Accessibility/Video Codecs
Ogg Background
Ogg is a container format for time-continuous data, which interleaves audio and video tracks and any other time-continuously sampled data stream into one flat file.
Ogg is being developed by Xiph.org. Xiph.org have not made a decision yet on how subtitles and captions are best to be supported inside Ogg.
Another project called OGM actually branched the Ogg codebase and implemented support for a wide range of proprietary and non-free codecs. For example, OGM files most often carry video encoded in the MPEG-4 ASP format and audio in Vorbis or AC-3 together with subtitles in SRT, SSA or VobSub format.
Ogg itself supports CMML, the Continuous Media Markup Language developed by the proposed grantee which is more HTML-like and includes support for hyperlinks. It has been considered to be used for captions and subtitles, but the specifications are still in development. It has to be re-assessed under the current accessibility requirements whether CMML or an extended version of CMML is a useful solution to our problems. A very interesting implementation and use of many of the CMML/Annodex ideas is MetavidWiki (see http://metavid.ucsc.edu/), which is an open source wiki-style social annotation authoring tool.
Further, Ogg recently added Kate, a codec for karaoke with animated text and images. Kate defines its own file format for specifying karaoke and animations. Experience from the implementation of Kate needs to be included in an accessibility solution for Ogg. We may even work together with the Kate developer to solve this larger problem.
There is currently no implementation of W3C Timed Text (TT) for Ogg or of any of the other subtitling formats.

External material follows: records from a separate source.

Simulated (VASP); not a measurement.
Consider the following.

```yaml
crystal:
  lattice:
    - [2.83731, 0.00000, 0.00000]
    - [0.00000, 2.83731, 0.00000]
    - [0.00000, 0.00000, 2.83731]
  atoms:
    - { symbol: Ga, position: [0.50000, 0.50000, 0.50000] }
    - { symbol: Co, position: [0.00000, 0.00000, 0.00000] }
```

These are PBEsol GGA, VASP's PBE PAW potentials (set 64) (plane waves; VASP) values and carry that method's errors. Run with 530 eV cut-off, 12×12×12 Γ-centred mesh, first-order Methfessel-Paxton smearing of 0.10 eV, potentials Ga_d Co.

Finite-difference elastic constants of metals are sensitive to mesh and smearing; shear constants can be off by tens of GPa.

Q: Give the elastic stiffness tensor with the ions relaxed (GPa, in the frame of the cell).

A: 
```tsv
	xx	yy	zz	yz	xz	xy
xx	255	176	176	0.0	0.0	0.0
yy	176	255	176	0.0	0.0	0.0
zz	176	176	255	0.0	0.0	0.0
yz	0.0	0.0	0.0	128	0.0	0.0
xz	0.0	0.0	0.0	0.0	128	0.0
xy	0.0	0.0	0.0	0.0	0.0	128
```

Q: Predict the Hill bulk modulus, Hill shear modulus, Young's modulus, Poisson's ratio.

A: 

-- What is involved with creating a caption format for Ogg ==
Definition of inclusion of a text stream such as W3C TT into Ogg requires a so-called media mapping:
- definition of the format of the codec bitstream, i.e. what packets of data are being encoded and how do they fit into Ogg pages
- definition of the format of the codec header pages
This enables multiplexing of the data stream into the Ogg container.
At this stage we are not clear which format to use. The solution may be found in one format that supports all the requirements, or in multiple formats with the provisioning of a framework for how to implement and interrelate these formats with each other. We may potentially need to cover new ground, create a new specification and promote it into the different relevant communities. Or the best solution may be to support one of the existing subtitling formats and extend it to cover other accessibility needs.
Also, there needs to be a recommendation for how to display the different text codecs on screen, such that a standard means of display for the different types is achieved. E.g. audio annotations are not to be displayed as text, but rather be rendered through a text-to-speech, etc.
As for the implementation of support for a new text codec, there is a whole swag of software to be extended.
To enable support for a text codec in Firefox requires an extension to liboggz, liboggplay and to the Mozilla adaptation code. The adaption code is in the implementation of the WHATWG HTMLMediaElement, HTMLAudioElement and HTMLVideoElement. Basically, the implementation of those DOM objects uses liboggplay functions to decode the data and get the video and audio data. So liboggplay would need functions to extract the decoded caption information. As well as the liboggplay support there would need to be some way of getting the information from the web developer side. That is, DOM methods or events. Implementing those would use the liboggplay functionality that would be added.
To enable support for Desktop use requires support in the OggDSF DirectShow filter, in the XiphQT Quicktime components, in mplayer, vlc, gstreamer, phonon, and xine. Support of these media frameworks has a follow-on effect in that it also creates support for video players, video applications, and Web Browsers that rely on native platform media frameworks to decode video such as Safari.
To enable authoring requires support for ffmpeg, ffmpeg2theora, and further GUI authoring applications to be determined.